Export
During working hours, export requests are generally processed within a couple of hours
A typical Lifelines dataset contains personal information that is pseudonymized but can still indirectly identify participants. To minimize the risk of identifiable information leaving our research environment (and thereby violating the privacy rights of participants), Lifelines enforces a zero-tolerance policy for raw data or pseudonyms and maintains a standard exportation guideline.
Process
As a researcher you can ask one of the Lifelines Data Managers to export files you need for your Lifelines project by stating the location of the file(s), the file names, and your Lifelines project code. The Lifelines Data Management team tries to process your requests within a couple of hours on working days. Please keep two important aspects in mind when working on your project:
Zero-tolerance on the export of personal data
Please do not attempt to export any personal data (including pseudonyms) from your research environment yourself, for example by making a screenshot or copying them manually (typing or writing). To protect the personal data and privacy of our participants, Lifelines enforces a zero-tolerance policy on such exports, independent of the receiver or the identifiability of the exported personal data. In case of doubt, please contact one of the Lifelines Data Managers.

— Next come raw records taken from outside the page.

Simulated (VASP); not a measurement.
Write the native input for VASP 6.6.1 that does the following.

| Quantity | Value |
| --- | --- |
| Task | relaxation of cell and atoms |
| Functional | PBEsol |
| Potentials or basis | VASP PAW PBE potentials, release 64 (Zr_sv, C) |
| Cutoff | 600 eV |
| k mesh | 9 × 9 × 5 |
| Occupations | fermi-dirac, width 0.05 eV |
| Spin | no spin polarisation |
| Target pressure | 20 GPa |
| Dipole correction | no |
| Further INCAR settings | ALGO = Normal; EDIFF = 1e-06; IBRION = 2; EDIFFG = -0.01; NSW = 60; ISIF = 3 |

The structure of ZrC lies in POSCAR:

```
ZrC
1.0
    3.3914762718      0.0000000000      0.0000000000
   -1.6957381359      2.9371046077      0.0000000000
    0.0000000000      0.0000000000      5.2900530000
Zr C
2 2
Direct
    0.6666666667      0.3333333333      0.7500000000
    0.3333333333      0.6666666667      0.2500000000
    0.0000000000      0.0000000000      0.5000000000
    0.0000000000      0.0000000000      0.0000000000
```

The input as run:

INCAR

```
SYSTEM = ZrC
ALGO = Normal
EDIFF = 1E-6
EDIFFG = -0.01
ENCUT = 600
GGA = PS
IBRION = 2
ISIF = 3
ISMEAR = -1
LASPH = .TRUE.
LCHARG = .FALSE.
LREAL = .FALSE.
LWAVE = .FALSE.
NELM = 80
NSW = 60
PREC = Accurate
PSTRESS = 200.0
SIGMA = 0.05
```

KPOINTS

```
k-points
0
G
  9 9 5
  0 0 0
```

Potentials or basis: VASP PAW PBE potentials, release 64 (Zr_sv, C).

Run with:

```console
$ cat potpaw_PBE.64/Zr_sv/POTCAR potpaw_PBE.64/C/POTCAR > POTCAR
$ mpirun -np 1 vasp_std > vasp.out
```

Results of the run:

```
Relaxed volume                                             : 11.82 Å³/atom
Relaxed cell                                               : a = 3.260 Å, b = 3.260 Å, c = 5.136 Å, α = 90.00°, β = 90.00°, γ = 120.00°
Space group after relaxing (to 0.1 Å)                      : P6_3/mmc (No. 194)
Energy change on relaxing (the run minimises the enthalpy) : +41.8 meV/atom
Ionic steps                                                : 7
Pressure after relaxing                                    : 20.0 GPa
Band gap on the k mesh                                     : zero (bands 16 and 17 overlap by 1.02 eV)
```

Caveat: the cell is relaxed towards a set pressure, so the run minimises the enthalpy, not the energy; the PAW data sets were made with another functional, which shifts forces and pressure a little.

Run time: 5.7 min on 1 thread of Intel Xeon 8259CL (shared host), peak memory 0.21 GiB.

Guidelines for requested exports
To protect the personal data and privacy of our participants, Lifelines maintains the general rule that the minimal participant group size for which results can be exported or published is N = 10. This rule minimizes the risk that individual participants can be recognized (by themselves or by third parties) based on the reported results, which in turn may lead to unwanted consequences, such as misuse of sensitive information for commercial or political reasons, or participants involuntary learning about personal health-related information. See below for examples and advice on how to adhere to our export rule.
Three important additions:
- If you use the Lifelines UMCG HPC as your research environment, you are technically able to export files yourself. However, you are contractually (D(M)TA + CoC) bound to follow the two criteria above. In case you are in doubt whether you can export a file, contact one of the Lifelines Data Managers.
- In case of a request for a transfer between two Lifelines projects, please look at the specifications on the Import page.
- In some cases it might be difficult to adhere to the standard export guideline. In these instances we will consider a possible exception for your request. Please include at least the points listed below when submitting your request (for information see document below).
- That your export request does not meet the standard export guideline N>= 10. Please specify all tables/figures/sections in your export/manuscript for which this is the case (but keep our zero tolerance rule in mind).
- Why you are unable to remove each small group size.
- Description of all selection criteria, i.e., characteristics that participants need to have in order to be part of the group.
- The result (finding) itself: is this something Lifelines participants are likely to know about themselves or not?
Examples of adhering to the standard export guideline
Figures
You can request the export of figures from your research environment. However, please consider how identifying the values might be. Especially the depiction of outliers might risk the identification of our participants (see example figure). The example figure shows a scatterplot, however, the same applies for other figures like boxplots, histograms, or bar charts. The only solution to such an issue is to remove the outliers or the complete figure.
Tables
In the table shown on the right, several of the presented results describe participant groups that are smaller than N = 10 (data are fictive). To adhere to our guidelines, we will ask you to alter your table. Below we present several possible adjustment methods.
Solution 1: Aggregating your results
One of the possible solutions is to combine two (or more) small groups into one group. In our example this would entail combining age groups: combining the age groups <20 and 20-30 together, and the same for the age groups 41-50 and 51+.
Solution 2: replacing small results with <10
A second possible solution is to replace the small observations with "<10". This way, the reader and participants do not know the exact amount of participants presented. Make sure to also replace the zero values with <10. Important note: please make sure that the other group sizes mentioned in the table cannot be used to calculate the obscured group size!
In our example, this solution works well for the ex-smoker category, as there are several age groups with N<10. However, we are able to calculate the exact number for the current smoker category by substracting all other age groups from the total number in the header. There are two ways to resolve the issue with the current smoker category:
- Option 1: removing the total numbers by the smoking categories. As a reader you shouldn't be able to find the number somewhere else in the table either.
- Option 2: add uncertainty to an additional age group (in this example age group 20-30).
Solution 3: presenting percentages instead of absolute values
The third solution is to present results as percentages from the total group in your table, instead of exact group sizes. Important note: please carefully check on the possibility to calculate the exact group size.
In our example, the exact numbers are still traceable as the total size of the smoker groups are relatively small. There are two ways to resolve this issue:
- Option 1: remove the total group sizes.
- Option 2: display the results as "smaller than" the percentage for a group size of N = 10.
Solution 4: leaving out a category
The final solution is to leave out categories that or not of interest to you. By doing so, the observations with "<10" are not traceable from the total minus the frequencies in the other categories.
In our example, you might be interested in younger and older participants only. As a result you could leave out the age groups 20-30 and 31-40. The same principle would apply when your categories are yes and no (leave out the no or yes so that the exact number cannot be deduced).